In this Instructable I will be showing you how to create and save your own usable custom shapes for use in Photoshop.
For those unfamiliar with the custom shape tool, it allows you to insert a shape in a cookie cutter fashion into your document. Some of the shapes that come with the Photoshop software include arrows, hearts, stars and other basic shapes. The picture above shows where our finished product will end up. The second picture shows what the finished product in the menu looks like saved and ready to be used on projects.
My drive to learn this skill came from the sheer annoying repetitiveness of drawing an entire shape that I use over and over again in Photoshop projects.
This Instructable is targeted towards anyone with a basic knowledge of computers. Since these instructions tell exactly where and what buttons to use for each step no prior Photoshop knowledge is necessarily required. However if you have at least a small amount of exposure to Photoshop then the process is quite a bit easier.
What you need:
- Photoshop installed on the computer you are using (I am using Adobe Photoshop CS5 for PC.)
- Desired picture/shape saved on computer and/or access to the internet in order to obtain one.
Note: For any of the pictures if something is too small to read you can click on the lowercase i in the upper left hand corner of the image to get more options for viewing sizes.
Alright let's begin!
Step 1: Import Image into Photoshop
- Select the image that you are going to convert into a custom shape.
- Go to File-->Open and navigate to the folder containing your image and double click your image. (Only if you already have your desired image saved somewhere on your computer.)
- Also if you want to use an image from the internet you can just create a new document (go to File--> New) and copy and paste the image from the source into the window.

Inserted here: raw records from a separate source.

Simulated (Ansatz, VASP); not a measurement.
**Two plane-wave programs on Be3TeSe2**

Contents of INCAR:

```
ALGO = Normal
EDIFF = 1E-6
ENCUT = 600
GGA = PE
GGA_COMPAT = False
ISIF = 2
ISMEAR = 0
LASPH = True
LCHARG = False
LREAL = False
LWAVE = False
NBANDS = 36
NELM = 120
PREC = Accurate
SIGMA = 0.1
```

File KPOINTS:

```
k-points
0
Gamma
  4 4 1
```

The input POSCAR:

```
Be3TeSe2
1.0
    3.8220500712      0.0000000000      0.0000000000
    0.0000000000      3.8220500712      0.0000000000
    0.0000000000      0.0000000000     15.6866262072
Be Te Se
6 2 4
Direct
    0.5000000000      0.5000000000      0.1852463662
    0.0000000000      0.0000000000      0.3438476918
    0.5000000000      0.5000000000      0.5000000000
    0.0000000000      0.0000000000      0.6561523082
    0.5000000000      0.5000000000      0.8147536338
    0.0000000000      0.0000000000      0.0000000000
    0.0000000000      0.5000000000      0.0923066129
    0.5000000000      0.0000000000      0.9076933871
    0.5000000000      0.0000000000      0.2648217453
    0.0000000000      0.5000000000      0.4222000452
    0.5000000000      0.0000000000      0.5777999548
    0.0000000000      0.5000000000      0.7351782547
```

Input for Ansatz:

Step 2: Select your proper tools and settings
Now that our image is in the Photoshop program we can begin working with it to create our custom shape.
- I chose my image for its relatively simple geometry, allowing easier explanation throughout this tutorial.
- Select the pen tool by either clicking the Pen tool button ( circled on the left in the first picture) or pressing the P key.
- Click the shape layers button on the pen tool bar which is the button on the left in the second picture.
- Check that the create new shape layer button is selected (should be by default) which is the button in the middle of the second picture.
- Set the layer color by clicking on the colored box next to the word color, and choose a color from the color gradient, any darker color is fine.
Step 3: Draw the main outline of the Shape
1. Click once on the outside edge of the background image as shown in the first picture.
- NOTE: My color is set to white purely for visibility in this step in the tutorial. You do not need to change your color.
- It is completely your preference how far apart you space each point, naturally the closer you go the smoother it will look, and vice-versa with placing them farther apart.
- You will notice that you cannot see the background image anymore.
- Direct your attention to the layers window, as shown in the fourth picture, which should be located in the lower right hand corner of the screen.
- Make sure the shape 1 layer is selected, change the opacity value so the overlaying image you just created is transparent, I suggest a value of around 30%
- The third picture is showing what the change should look like from 100% opacity to 30%
- Note: Also I changed my color back to black from white so I could have more contrast as I was working.
- Doing this will allow us to see the other features of the background image that we want to trace.
- Next make sure that the shape 1 layer is selected in the layers window, and click the subtract from shape area button on the top tool bar (this is the button that almost resembles a Tetris piece)
- Repeat steps 1 through 3 for the inside of the background images black outline as shown in the last picture.
- This essentially cuts out the inside of the shape and leaves us with the outside border.
Step 4: Draw the eyes and mouth
Now we will move our attention to the inside of the background image so that we can trace the mouth and eyes. At this point many of the steps are the same as previous procedures. They are just performed in different areas of the image.
1. Draw the mouth
- Select the Pen tool once again.
- Click on the shape 1 layer in the layers window if it is not already selected.
- Select the add shape to area button so that we are adding the black area of the mouth to our shape.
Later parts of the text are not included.